Second of two parts
Re “Who Wants to Become a Muslim?”
It is an unbreakable liberal tradition at the Los Angeles Times that if America supports a concept, the newspaper will stand in oddball contradiction.
Since San Bernardino, normative Americans have been worried that a random strand of lunatic Muslims will attack a public event they are attending – from schoolgrounds to much larger venues.
Paternalistically patting a cluster of quiescent Muslims on their covered heads, congenitally belligerent liberals, via their inherently contrary puerile nature, scowl impatiently at normal Americans and ask “What are you fretting about?”
In a mocking manner last Sunday morning, the Times reported – in undisguised disgust – on large numbers of parents in “rural” Virginia – hillbillies, you know – protesting because their impressionable children were being taught how to write the Islamic profession of faith.
The parental uprising – a concept rare in Southern California – forced nervous educators to shut down the Virginia district of 10,000 children last Friday.
They were supposed to be learning calligraphy.
Faith ‘begorrah, Murgatroyd, how can you learn to callig without drinking in the most rudimentary principles of Islam?
Whether it was a thinly veiled attempt to promote/recruit for Islam can be debated. Just not for long.
Can you envision the foot-stomping uproar emotion-driven left-wingers would burst into if, say, the Catholic church’s creed were fed, slyly, to gullible students.
The Times’s story about the worried Virginia parents was critically headlined “Fear complicates lessons on Islam.” It was presented under the guise of news rather than opinion, the newspaper’s latest attempt to seduce its gullible, dimly aware readers into empathically embracing the religion advocated by the world’s most evil killers.
All while continuing to pat Muslims on the head, as if they were veteran house pets.
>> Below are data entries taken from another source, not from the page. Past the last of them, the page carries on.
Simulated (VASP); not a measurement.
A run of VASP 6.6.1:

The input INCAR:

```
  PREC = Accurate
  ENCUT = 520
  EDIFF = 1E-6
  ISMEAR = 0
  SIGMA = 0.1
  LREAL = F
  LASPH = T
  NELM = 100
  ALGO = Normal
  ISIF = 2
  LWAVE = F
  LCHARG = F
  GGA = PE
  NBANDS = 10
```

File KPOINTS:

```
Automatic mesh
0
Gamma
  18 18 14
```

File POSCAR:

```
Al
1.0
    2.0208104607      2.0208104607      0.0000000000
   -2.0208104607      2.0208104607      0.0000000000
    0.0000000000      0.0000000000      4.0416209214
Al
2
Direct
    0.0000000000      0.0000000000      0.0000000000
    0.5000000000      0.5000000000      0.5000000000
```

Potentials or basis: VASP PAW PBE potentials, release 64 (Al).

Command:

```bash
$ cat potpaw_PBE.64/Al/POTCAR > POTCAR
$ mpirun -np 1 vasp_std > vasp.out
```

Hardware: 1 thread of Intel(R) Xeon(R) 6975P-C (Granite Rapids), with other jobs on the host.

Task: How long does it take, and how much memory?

Attempting to renew his membership in the Yahoo club, Times reporter Matty Pearce, a true believer in teaching Islam to the vulnerable, proudly flashed his left-wing bona fides in ways that liberals commonly give away their biases.
He quoted two stand-alone persons and four academic projects or organizations.
Five of the six samples are liberals. But the conservative organization, buried near the rear of the story, was the only one politically labeled. Thanks, Matty. “There is no god but God, and Muhammed is his prophet.” Objectively speaking, of course.